Indonesia’s pension fund industry assets rose 3.86% last year as retirement funds bought high-yielding government bonds, which helped offset a decline in stocks triggered by foreign outflows.
The pension industry ended 2024 with 380.14 trillion rupiah (US$27.42 billion) of assets, up from 366 trillion rupiah in 2023, according to new figures published on the website of the Financial Services Authority of Indonesia. The regulator typically posts the data without providing analysis.
Pension funds’ government debt assets, excluding central bank bonds, rose 7.6% year-on-year to 136.68 trillion rupiah. Their central bank bond assets surged to 16.87 trillion rupiah from 28.80 billion rupiah in 2023.
But their equity assets slid almost 11% to 24.84 trillion rupiah, sharper than the benchmark Jakarta Composite Index’s 2.54% drop.
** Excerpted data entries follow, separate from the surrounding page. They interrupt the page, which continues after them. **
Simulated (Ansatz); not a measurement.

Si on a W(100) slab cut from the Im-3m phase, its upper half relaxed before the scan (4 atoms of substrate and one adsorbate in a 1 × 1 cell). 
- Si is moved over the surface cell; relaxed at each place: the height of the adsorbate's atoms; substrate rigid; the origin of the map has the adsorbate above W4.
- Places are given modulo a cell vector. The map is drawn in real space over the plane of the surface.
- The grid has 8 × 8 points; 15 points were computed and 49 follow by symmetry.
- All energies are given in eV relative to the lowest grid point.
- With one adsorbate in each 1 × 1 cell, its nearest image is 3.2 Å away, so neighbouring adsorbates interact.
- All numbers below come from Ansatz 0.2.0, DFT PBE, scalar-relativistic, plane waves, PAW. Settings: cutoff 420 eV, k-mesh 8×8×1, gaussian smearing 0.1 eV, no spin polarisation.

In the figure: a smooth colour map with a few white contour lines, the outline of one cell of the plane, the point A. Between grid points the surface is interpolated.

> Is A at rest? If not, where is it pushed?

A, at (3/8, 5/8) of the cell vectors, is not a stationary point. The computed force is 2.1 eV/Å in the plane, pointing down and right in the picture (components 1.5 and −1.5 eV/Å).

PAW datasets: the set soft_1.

Pension funds are likely to continue raising exposure to Indonesian government bonds for the high yields, according to a fund manager at an Indonesian asset management firm, who foresees another choppy year for stocks amid US tariff threats on imports.
“We expect the local stock market to continue to be volatile, at least for the first half of this year, as US trade policies will impact local companies directly or indirectly. Hence, foreign outflows are expected to continue this year,” he tells Asia Asset Management, speaking on condition of anonymity.